Todd addresses  University Senate

Stresses need for more research funding, space

UK President Lee Todd outlined both academic and financial goals for the upcoming school year as UK tries to compete with other universities for top-20 status at yesterday’s University Senate meeting.

“These are moving targets, and I try to tell the legislature and the leaders these folks are not going to come down,” Todd said.

Todd will address the state legislature in February to request funding for the next two years. Among Todd’s requests will be money to build more research facilities.

“If we can’t get more research space, that’s it,” Todd said. “Right now, we’re back against the wall.”

To free up space on Central Campus, the top of the Lucille Caudill Little Fine Arts Library is being converted to classroom space, and UK’s data center may move out of McVey Hall, Todd said.

“That’s the best we can do in the short term,” Todd said.

Todd also discussed UK’s new admissions standards. Since 2000, UK has increased the incoming freshman class from about 3,000 to 4,000.

“We’ve been picking up a larger sample of lower ACT scores,” Todd said.

The average ACT score among incoming freshman fell 0.7 points between 2005 and 2006, from 24.6 to 23.9. The average SAT score of incoming freshman also dropped, and the student-faculty ratio rose.

New and more rigorous admissions standards, which will cap the number of freshmen admitted to UK, and additional faculty will help improve the university’s average scores, Todd said, as will community outreach.

“We are going to get our hands dirty, as I told our senators, to get those kids at K-12,” Todd said.

The University Studies Program, discussed at yesterday’s Senate meeting, will also be the focus of close analysis in the months to come.

The draft proposal for the new USP requirements has been submitted to the deans of colleges. The draft with the tentative new USP requirements will be released to the public Oct. 1.

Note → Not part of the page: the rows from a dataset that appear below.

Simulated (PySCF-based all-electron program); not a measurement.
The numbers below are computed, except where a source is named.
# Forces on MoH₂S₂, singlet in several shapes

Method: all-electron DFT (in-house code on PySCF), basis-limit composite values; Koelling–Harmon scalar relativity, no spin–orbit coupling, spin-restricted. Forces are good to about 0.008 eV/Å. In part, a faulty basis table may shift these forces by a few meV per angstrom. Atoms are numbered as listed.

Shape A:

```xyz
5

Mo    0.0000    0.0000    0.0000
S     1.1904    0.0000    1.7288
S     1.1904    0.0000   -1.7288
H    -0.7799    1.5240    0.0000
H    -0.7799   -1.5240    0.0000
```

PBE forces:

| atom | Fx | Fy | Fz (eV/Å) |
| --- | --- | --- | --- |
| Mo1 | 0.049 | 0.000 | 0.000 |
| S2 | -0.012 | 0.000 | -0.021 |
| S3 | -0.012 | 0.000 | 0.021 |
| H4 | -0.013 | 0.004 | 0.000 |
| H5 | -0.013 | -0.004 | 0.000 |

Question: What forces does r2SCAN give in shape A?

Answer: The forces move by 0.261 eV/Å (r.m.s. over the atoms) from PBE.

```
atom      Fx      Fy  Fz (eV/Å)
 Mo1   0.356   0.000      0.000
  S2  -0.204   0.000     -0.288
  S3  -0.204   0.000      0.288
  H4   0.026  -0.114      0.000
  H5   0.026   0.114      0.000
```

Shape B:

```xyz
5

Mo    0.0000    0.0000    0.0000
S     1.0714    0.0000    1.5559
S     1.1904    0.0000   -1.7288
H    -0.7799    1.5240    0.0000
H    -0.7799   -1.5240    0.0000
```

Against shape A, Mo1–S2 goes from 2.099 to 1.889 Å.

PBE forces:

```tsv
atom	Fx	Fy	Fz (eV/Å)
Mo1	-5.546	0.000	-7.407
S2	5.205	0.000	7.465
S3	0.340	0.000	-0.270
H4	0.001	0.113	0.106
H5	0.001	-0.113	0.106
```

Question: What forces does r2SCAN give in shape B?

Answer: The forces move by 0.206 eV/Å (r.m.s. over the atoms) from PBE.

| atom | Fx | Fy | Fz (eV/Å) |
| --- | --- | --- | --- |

“The proposal is quite a provocative one, not just in terms of content but in terms of curricula,” said Phil Kraemer, associate provost for undergraduate education.

Kraemer said that after the USP draft is approved, faculty members will be appointed to decide how to best implement changes to the program. The goal for enacting the new USP requirements is Fall 2009.

“It’s going to take a lot of time and a lot of people,” Kraemer said.